Sundance Film Festival movie review:  'The Blazing World'

Sundance Film Festival movie review: 'The Blazing World'

The highly stylized and surreal horror fantasy 'The Blazing World' (premiering at the 2021 Sundance Film Festival) is an impressionistic, hypnotic nightmare brought to cinematic life.

In short: Decades after the accidental drowning of her twin sister, self-destructive Margaret (Carlson Young) returns to her family home, finding herself drawn to an alternate dimension where her sister may still be alive.

Beneath the saturated neon color palette and jarring imagery, 'Blazing World' finds a family living in the prolonged torment of a child's death. And it's not like Margaret's family was warm and loving before her sister's sudden death. Her haunting journey is born from decades worth of trauma and pain that has deteriorated the spirits and frayed the bonds of Margaret's family.

Aside from the general emotional torment that permeates the entire film, 'Blazing World' uses something akin to a fetch quest to give the otherwise amorphous film something for the audience to grasp onto. Margaret navigates a hellish mirror world, seeking several items that could potentially save Margaret's sister.

Udo Kier is the weirdo casting directors seek out when objectively strange films go into production. This cinematic patron saint of all things unsettling tips the film's hand, indicating that 'Blazing World' unabashedly leans toward the abstractly disquieting.

Like a dream - or in this case a nightmare - 'Blazing World' is elusive in form, emphasizing the feeling rooted in the dream's tone. The film has the texture of a dream half remembered. Unfortunately, the film relies on tired horror conventions that border on tropes - such as squirming maggots and gruesome self-harm - to make sure the audience knows the scary movie is supposed to be scary. This film isn't subtle.

'Blazing World' ultimately asks the audience to follow Margaret on a depressed reimaging of Alice in Wonderland - except one rooted in child death, inner demons, emotional turmoil and suicidal despair. Aside from the aforementioned fetch quest framework, 'Blazing' immerses the audience in Margaret's intense depression and hopelessness. And as the film becomes increasingly fantastical, 'Blazing' becomes increasingly indistinct, defined more by impression and less by detailed specifics.
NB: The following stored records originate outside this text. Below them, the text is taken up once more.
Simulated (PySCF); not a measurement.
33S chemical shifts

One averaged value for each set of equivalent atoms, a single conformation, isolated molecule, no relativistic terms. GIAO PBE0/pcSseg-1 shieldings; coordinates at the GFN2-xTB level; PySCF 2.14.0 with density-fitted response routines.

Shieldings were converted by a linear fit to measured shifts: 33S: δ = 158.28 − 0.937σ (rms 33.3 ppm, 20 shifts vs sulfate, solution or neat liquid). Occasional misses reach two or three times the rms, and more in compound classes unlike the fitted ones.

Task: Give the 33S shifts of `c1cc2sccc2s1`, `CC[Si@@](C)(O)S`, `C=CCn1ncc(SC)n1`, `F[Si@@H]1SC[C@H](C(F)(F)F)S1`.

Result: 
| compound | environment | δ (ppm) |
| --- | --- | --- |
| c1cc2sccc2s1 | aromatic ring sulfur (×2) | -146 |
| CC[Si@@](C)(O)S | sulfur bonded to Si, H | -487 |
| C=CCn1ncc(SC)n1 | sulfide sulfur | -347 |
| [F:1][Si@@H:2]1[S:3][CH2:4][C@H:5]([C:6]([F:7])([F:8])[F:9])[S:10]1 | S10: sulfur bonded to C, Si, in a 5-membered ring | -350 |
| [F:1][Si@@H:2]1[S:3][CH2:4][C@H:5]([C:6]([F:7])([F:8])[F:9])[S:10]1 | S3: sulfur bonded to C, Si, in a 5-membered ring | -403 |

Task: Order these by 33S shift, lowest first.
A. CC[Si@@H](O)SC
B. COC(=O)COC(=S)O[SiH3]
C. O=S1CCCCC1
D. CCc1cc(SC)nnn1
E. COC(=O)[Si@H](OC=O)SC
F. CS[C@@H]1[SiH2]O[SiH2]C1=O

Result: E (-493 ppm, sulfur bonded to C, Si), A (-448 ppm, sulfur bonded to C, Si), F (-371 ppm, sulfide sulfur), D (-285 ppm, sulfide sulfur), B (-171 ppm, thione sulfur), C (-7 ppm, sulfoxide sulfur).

After 'Blazing World' shifts to the alternate dimension, the film just becomes a raw nerve of emotions: unarticulated but loud pain. The alternate world needn't be burdened with a litany of specifics and rules - but everything about the alternate dimension is vague to the point of making it difficult to track what is happening. Margaret must collect several items - sometimes she can steal them, others must be bargained for. 'Blazing' will likely lose audiences with the ill-advised choice to be enigmatic fantasy with little in the way of rules that could have been guardrails to help viewers grab on to something, anything, as Margaret descends deeper and deeper into darkness.

Final verdict: 'Blazing World' feels very authentic to whatever vision Carlson Young had in mind for this hazy traumatic fever dream. The debate now becomes whether this shadowy dream needed the feature-length treatment - to which the answer is no.

Score: 2.5/5

'The Blazing World' screens at the 2021 Sundance Film Festival. This horror fantasy is not yet rated and has a running time of 101 minutes.

Directed by Carlson Young / Screenplay by Carlson Young & Pierce Brown / Score by Isom Innis / Cinematography by Shane F. Kelly / Film Editing by James K. Crouch / Production Design by Rodney Becker / Starring Carlson Young, Udo Kier, Dermot Mulroney, Vinessa Shaw, John Karna & Soko.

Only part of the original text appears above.